While looking for a new place to send an older short story, I came across a submissions call that I would love to submit to. But drat, I didn’t have a short story that would be appropriate.
They’re looking for science fiction written by queer authors. Their submission guidelines specify that their definition of queer includes asexual people, and that it’s the identity of the author–not the content of the story–that qualifies them to submit for the special issue. I don’t actually write a lot of straight-up science fiction that doesn’t lean fantasy, and I don’t normally write stories deliberately for specific markets (though the one time I did, it ended well). But I thought about whether I had any science fiction–ish ideas, picked one of my half-formed ones, and started writing it.
Banged out 3,000 words in a couple hours. Loved it. Banged out another 2,000 words the next day. Got to the end and reread it and didn’t love the beginning as much. Fiddled with another 500 words yesterday. Still can’t quite figure out how to end it. And now I kinda hate the whole thing and think it’s nowhere near as clever, interesting, or worthwhile as I thought.
I hate when that happens.
The beginning: Mostly setup for how the protagonist got in the situation he’s in, retold unconventionally, framed in a way I convinced myself was humorous. It probably isn’t as funny as I think.
The middle: Mostly a straightforward conversation between the protagonist and the other focus character of the story, which is the meeting that the beginning of the story prepared us for. Most of it features the protagonist being awkward and the other character wiping the floor with him. And it’s also kind of preachy.
The ending: I don’t know, because the protagonist didn’t like the middle of the story and now he wants to pretend it didn’t happen, and I’m not sure where to go with that. Usually characters are changed by significant events in their lives, and they move forward somehow transformed, and that’s the exact kind of thing I usually write about. But since this character doesn’t really seem to be interested in processing what went on, now I have to figure out what happens if he just rejects the whole thing out of hand.
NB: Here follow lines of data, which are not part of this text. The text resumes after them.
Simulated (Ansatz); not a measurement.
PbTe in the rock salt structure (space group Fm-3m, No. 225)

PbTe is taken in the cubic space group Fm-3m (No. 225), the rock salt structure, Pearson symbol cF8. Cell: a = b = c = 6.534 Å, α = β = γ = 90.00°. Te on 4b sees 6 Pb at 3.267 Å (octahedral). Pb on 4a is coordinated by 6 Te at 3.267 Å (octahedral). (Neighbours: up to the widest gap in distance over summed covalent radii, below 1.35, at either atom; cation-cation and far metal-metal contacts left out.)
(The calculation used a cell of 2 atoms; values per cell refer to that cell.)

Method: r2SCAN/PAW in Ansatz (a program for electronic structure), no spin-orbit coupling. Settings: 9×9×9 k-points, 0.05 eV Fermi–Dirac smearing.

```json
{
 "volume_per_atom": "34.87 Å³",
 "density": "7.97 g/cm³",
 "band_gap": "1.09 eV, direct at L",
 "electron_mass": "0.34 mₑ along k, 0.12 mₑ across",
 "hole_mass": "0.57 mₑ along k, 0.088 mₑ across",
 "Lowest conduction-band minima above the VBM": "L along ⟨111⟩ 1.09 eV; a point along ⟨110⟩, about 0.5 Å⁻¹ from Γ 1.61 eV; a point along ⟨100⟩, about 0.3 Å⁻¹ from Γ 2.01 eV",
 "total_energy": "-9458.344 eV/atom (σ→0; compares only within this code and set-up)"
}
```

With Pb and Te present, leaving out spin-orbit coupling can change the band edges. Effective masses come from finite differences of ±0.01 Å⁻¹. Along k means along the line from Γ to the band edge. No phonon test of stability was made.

Usually my characters figure this stuff out for themselves. I’m writing a rather unsympathetic character, and he says and does a lot of things I disagree with, so I decided to write him in third person–not just to avoid the discomfort I would probably have to deal with in thinking his thoughts for him in first person, but because it’s easier to make the narration critical of offensive characters if the storytelling isn’t tied to their perspective. I’m afraid his terrible ideas would be too convincing if I flung them around the story in first person, so I’m maintaining the distance so readers will clearly see the story itself doesn’t condone its protagonist’s actions. However, I think maybe that distance has diminished my ability to make my characters solve their own problems convincingly.
So I don’t know where this is going to go. But I think I might decide to title it “Everyone’s Gay in Space.”